Businesses face other challenges in becoming involved in pro bono. A business can easily lose its connectedness to the legal system when its only involvement is unwanted litigation. Also, many in-house lawyers are leery of becoming involved in pro bono matters that are not perfect fits for their legal experience. And most businesses are not aware of the pro bono opportunities that do exist.

Consider forming a pro bono partnership. Partnerships between law firms and corporate legal departments — sometimes with a third party legal service organization involved to provide training, malpractice insurance and opportunities — offer the ability to keep lawyers involved in projects that attack the justice gap (the distance between those who can afford legal resources and those who cannot) and at the same time help satisfy the obligation to provide pro bono representation. Also, partnerships help establish lasting, meaningful relationships between the corporate client and its law firm.

On the private law firm side, a significant majority of pro bono work is done by associates of mid-sized to large firms who get “credit” toward their annual hourly commitment through their pro bono service. For the firms that have thoughtful programs, these experiences not only help the firm meet its obligations to the legal system, but also provide great training (particularly in verbal advocacy experience) for the associates.

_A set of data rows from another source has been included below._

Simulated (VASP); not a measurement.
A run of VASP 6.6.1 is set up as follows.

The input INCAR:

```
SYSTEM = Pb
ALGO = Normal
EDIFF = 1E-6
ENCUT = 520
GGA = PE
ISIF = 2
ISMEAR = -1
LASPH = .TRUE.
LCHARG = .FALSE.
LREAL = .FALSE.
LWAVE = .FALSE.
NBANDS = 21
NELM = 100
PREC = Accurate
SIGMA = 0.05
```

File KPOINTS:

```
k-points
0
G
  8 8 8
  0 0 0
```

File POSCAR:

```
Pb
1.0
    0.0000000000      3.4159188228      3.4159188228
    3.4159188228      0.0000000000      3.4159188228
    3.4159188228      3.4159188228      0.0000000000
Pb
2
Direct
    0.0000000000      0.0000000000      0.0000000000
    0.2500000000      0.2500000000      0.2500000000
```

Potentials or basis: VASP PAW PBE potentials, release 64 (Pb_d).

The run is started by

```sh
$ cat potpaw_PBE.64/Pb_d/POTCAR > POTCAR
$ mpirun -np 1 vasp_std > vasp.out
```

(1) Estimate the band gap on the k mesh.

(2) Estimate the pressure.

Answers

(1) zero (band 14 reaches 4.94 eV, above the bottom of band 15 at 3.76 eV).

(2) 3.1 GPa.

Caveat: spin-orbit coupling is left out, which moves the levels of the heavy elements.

Transactional pro bono projects are not as plentiful but are becoming easier to find, and in any event provide “first chair” experience for lawyers in those disciplines. Also, some argue that transactional lawyers undersell their ability to serve when they automatically restrict themselves to non-litigation related projects. Transactional lawyers who have been willing to step outside of their comfort zones have found themselves rewarded with extremely satisfying pro bono opportunities.

Nevertheless, somewhere near the senior associate ranks, a lawyer’s appetite for pro bono work can take an unfortunate detour. When the foundational experiences made available through pro bono have been accomplished and the lawyer is looking for either specific expertise development or improving client relationships as his or her entrée to partnership and a long-term sustainable career, the focus turns to business development and producing revenue for the firm.

Likewise, when lawyers leave firms and go in-house, they often find that while the business has significant community involvement opportunities; those efforts rarely involve pro bono service within the judicial system. It is not uncommon that lawyers from firms who prided themselves on their pro bono work, and drew great personal satisfaction from it, find themselves with no pro bono opportunities in their new in-house position. They will typically find other ways to volunteer in the community to meet that need, oftentimes as individuals and not through their employers.

As mentioned in a previous article, because lawyers who end up in the government service field as either judges, prosecutors or other government lawyers have very little contact with corporate in-house counsel other than in an adversary setting, it is difficult for those relationships to develop.We mentioned that bar associations can play an important role in building those relationships. However, another potential approach that can have an even more lasting impact is a fulsome pro bono program for in-house counsel that is visible to the judiciary.

In-house counsel sometimes have not greater, but different types of schedule demands than private lawyers. They also do not have access to associates to help them meet obligations they may have taken on in a pro bono matter. And, as stated above, they sometimes lack knowledge of where to look for a pro bono need.

Firms can help in-house legal departments on both accounts. An active pro bono coordinator at a firm of significant size will be contacted on a regular basis regarding different opportunities. The discerning directors will know which are the most meaningful for the legal system as well as which provide the most meaningful skill development and opportunity.

When legal departments and firms come together to partner on a particular project, the firm can provide staffing and schedule flexibility that will allow in-house legal departments to accomplish the pro bono objectives they may not be able to reach on their own. The firms, of course, relish the opportunity to spend time with the existing (and even potential) clients. Firms would like nothing better than to display firsthand to potential clients the talent that they have available. Firms know that lawyers working together in pro bono projects can develop a relationship of trust and confidence.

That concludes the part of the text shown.